Reputation: 14898
Given the following regular expression and subject text, why is the negative lookahead only applying to the last character of the named capture group URL
?
// Regex
(?<URL>(?<Protocol>\w+):\/\/(?<Domain>[\w@][\w.:@]+)\/?[\w\.?=%&=\-@/$,]*)(?!'|"|(</a))
// Subject text
<p><a href="http://example.com">http://example.com</a> and http://example.com</p>
This regex has a negative lookahead (?!"|(</a))
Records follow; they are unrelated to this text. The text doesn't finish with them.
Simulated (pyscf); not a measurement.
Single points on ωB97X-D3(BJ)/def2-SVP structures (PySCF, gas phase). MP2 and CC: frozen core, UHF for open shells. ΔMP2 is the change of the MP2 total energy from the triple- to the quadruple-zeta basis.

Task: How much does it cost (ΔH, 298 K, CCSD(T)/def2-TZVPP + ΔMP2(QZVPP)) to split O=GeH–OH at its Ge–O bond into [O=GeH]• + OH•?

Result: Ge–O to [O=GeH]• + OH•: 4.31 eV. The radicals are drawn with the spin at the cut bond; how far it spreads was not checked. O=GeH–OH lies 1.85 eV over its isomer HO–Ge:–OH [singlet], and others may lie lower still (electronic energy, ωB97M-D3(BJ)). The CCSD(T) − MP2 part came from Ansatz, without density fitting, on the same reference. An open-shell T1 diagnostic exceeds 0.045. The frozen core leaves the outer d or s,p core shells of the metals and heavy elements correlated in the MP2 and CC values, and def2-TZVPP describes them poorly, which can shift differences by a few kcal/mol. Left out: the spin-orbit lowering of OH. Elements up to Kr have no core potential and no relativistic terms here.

which is an attempt to not match URLs that are within a <a>
tag. This is done by checking if the URL is followed by a quote ('
or "
) or a closing </a
tag.
I'm getting the following results
http://example.co
http://example.co
http://example.com
I expected the negative lookahead to apply to the whole capture group, not just it's last char. Is this possible? What am I doing wrong? I expected to match only the last instance of http://example.com
to be captured.
Upvotes: 3
Views: 1237
Reputation: 33928
Because when the negative lookahead fails the quantifiers (and anything else that can) will backtrack, till it finds a match.
You can force an expression not to backtrack by using atomic groups (?>expression)
:
(?<URL>(?>(?<Protocol>\w+):\/\/(?<Domain>[\w@][\w.:@]+)\/?[\w\.?=%&=\-@/$,]*))(?!'|"|(</a))
Upvotes: 3